Created attachment 1507831 [details] Log with debug patch applied Hrm, so, after not seeing *any* change, I figured I would grab the source RPM. It seems like the patch was simply not applied :-/ A local rebuild in mock later, and it works correctly: Wed Nov 21 22:27:56 2018 How many timeouts already the queue has? 5 And, there it stops. Attached the full log.
I don't know what to say than 'I'm sorry'... I tried to use different way to create the patches than I was used to, and made such mistake... at least skipping the printer works... I'll show the patch to upstream and see on what we can agree.
Upstream merged the patch, I'll backport it to F29.

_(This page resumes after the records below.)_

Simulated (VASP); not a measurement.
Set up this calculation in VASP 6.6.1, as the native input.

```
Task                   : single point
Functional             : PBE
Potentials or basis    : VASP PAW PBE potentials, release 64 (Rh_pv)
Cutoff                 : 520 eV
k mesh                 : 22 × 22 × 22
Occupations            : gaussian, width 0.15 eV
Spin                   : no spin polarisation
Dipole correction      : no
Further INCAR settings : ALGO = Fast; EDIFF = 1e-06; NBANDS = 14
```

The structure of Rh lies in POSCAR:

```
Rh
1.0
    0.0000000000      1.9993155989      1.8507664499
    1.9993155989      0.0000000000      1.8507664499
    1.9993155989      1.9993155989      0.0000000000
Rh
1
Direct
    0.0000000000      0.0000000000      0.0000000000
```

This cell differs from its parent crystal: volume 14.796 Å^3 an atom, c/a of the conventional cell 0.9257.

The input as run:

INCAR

Nice. Thanks a lot for solving this!
Bodhi is extremely cooperative today, so I'll change the bug manually... https://bodhi.fedoraproject.org/updates/FEDORA-2018-317a8771d0 requested to testing.
cups-filters-1.20.3-11.fc29 has been pushed to the Fedora 29 testing repository. If problems still persist, please make note of it in this bug report. See https://fedoraproject.org/wiki/QA:Updates_Testing for instructions on how to install test updates. You can provide feedback for this update here: https://bodhi.fedoraproject.org/updates/FEDORA-2018-317a8771d0
cups-filters-1.20.3-11.fc29 has been pushed to the Fedora 29 stable repository. If problems still persist, please make note of it in this bug report.